Mr. Weasley wakes everyone early and herds them out of the campsite. They get an early Portkey, land back on the hill, and walk toward the Burrow. Mrs. Weasley meets them in the lane in tears with a copy of the Daily Prophet article about "scenes of terror." She hugs Fred and George tightly and apologizes for her behavior the day before. When everyone is in the kitchen, Mr. Weasley scans the Prophet article, which was written by Rita Skeeter, and sees that she wrote about rumors of bodies. Annoyed, he notes that there were no bodies but now there will definitely be rumors. He and Percy leave for work at the Ministry.
Mr. Weasley's interpretation of what Rita Skeeter's article has done shows that he understands the power of the media to influence how people interpret events: because Skeeter is a known journalist writing in a well-known newspaper, she's able to shape reality by writing things like this that question what actually happened.

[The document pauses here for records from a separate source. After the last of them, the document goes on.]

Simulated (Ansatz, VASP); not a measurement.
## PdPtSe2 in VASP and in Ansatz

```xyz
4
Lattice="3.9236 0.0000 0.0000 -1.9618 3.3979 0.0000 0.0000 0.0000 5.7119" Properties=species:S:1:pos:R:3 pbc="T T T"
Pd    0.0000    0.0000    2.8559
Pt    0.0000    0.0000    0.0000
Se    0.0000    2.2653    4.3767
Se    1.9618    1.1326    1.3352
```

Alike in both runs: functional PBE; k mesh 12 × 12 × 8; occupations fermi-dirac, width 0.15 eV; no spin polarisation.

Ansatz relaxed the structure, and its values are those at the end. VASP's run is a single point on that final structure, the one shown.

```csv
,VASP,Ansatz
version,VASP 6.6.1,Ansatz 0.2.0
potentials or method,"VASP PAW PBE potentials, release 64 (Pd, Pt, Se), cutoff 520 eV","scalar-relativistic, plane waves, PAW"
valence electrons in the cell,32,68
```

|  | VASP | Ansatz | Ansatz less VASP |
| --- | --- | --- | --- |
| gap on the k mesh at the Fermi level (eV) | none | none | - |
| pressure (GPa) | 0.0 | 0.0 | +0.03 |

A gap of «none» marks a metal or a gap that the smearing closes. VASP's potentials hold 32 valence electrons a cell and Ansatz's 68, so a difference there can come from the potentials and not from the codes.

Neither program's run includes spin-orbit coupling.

Harry asks Mrs. Weasley if Hedwig has arrived and when he learns she hasn't, he asks Hermione and Ron to accompany him upstairs. There, he tells them about his scar hurting a few nights ago, but leaves out that Voldemort is planning to kill him. Harry notes that this falls into line with Trelawney's prediction last year that Voldemort would return with the help of his servant, Wormtail. He says he's expecting a letter from Sirius and feels very worried. Ron suggests a game of Quidditch and Harry jumps at the chance.
Harry's questioning of whether he should take Trelawney seriously shows that he's beginning to expand his horizons and understand that a variety of different people have valuable things to say, even if those people don't seem particularly trustworthy from the outset.
Mr. Weasley and Percy are at work much of the next week. One evening, when Percy is home and Mr. Weasley is at work, Percy insinuates that Mr. Weasley has to work harder to make up for making an "unwise" public statement, but Bill calmly notes that Rita Skeeter would've made Mr. Weasley look bad in the paper no matter what he said. Mr. Weasley arrives home moments later and as he eats his dinner, he tells everyone that Skeeter has finally learned that Bertha Jorkins is missing and so is making trouble.
Percy's assessment of Mr. Weasley's statement shows that he's becoming more like Mr. Crouch than Mrs. Weasley would probably like him to be. This reinforces that young people, even when they're in their late teens like Percy is, are vulnerable to influence from all manner of individuals--and that that can be a bad thing, depending on who they're around.
Mr. Weasley notes that it's lucky Rita Skeeter hasn't found out what happened with Winky, which sparks an argument on house-elf welfare between Hermione and Percy. Mrs. Weasley breaks it up by sending everyone upstairs to pack. Harry worries out loud about Sirius as he packs underwear and his new books into his trunk. Ron unwraps a parcel containing what looks like a maroon velvet dress, complete with lace cuffs and collar. Mrs. Weasley arrives with more laundry and explains that the garment is dress robes. Harry opens his dress robes; they're the same style as his school robes but green. Ron is distraught and Mrs. Weasley shouts that she didn't have much choice, since Ron's robes are secondhand. Embarrassed, Harry looks away.
Percy's agreement with Mr. Crouch firing Winky shows that he's already bought into the idea that the way that house-elves live in Wizarding society is good and normal. Given what the reader has seen of house-elves at this point, Percy's acceptance of the system functions to make Hermione look more righteous and as though she has the right idea, while Percy looks like he's following along with the old guard. It is worth noting that given Percy's trajectory, he has no reason to question things: he could one day have a house-elf of his own if he's successful at the Ministry.